SAN DIEGO — San Diego County Board of Supervisors voted 3 to 1, in favor of applying for a grant, and purchasing three hotels and one apartment complex in San Diego to turn it into housing for the homeless.

San Diego County Supervisor Jim Desmond was the only one who voted against the plan. El Cajon and Coronado mayors have spoken out against the plan, along with several people during public comment at Tuesday’s meeting.

The plan is a collaboration between the state, county and city and will cost a total of $153 million for 320 units.

The properties that are planning to be purchased and converted into homeless housing are a Ramada in Mission Beach, an apartment complex in Ocean Beach and two Extended Stay America Suites — one in Mission Valley and another in Fashion Valley.

The plan as of now, would spend $478,000 per unit. It’s a higher price and less units than what was initially presented from the Housing Commission earlier this year.

“As a county entity, I think we should really be focusing our money on treatment and services.. not on taxpayer hotels as homeless housing that do not require treatment,” Desmond said.

Treatment will be offered to residents, but not required. Desmond believes the program should require people to attend treatments. Under this Housing First Program, people can be accepted regardless of drug or alcohol use, which is what led Desmond to vote against the plan.

“To provide a space that optimizes people will engage in care and then be successful,” a county employee said during the meeting in response to Desmond’s objections.

“I think any effort to reduce homelessness must require treatment and care, taxpayers deserve accountability for the millions of dollars spent, they are tired of seeing the homeless problem persist,” Desmond said.

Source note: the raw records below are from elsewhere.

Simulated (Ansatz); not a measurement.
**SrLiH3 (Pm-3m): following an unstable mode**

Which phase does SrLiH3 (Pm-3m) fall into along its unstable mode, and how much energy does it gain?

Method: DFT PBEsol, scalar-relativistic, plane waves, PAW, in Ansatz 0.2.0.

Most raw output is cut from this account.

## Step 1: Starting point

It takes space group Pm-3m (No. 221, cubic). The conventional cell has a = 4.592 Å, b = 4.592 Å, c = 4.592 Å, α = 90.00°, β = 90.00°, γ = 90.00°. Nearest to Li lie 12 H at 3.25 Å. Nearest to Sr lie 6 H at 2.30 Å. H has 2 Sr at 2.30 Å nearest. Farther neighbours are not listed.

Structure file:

El Cajon Mayor Bill Wells has been vocal against the plan, saying this does not address the root cause of homelessness.  

“There’s a lot of drug and alcohol abuse on the street and that’s really the biggest problem, we’re not going to solve the problem unless we agree on what it is,” Wells said.

Coronado Mayor Richard Bailey has also spoken out against the plan. He said in a statement Tuesday, I strongly urge the decision-makers to reconsider this misguided approach and allocate resources toward more effective strategies.” 

“I think it’s not cost-effective especially for the tax payers, over 300,000 per room,” said Rachel Hayes, who used to live in a hotel turned into housing for the homeless. She says she doesn’t agree with the approved plan because of the high price tag.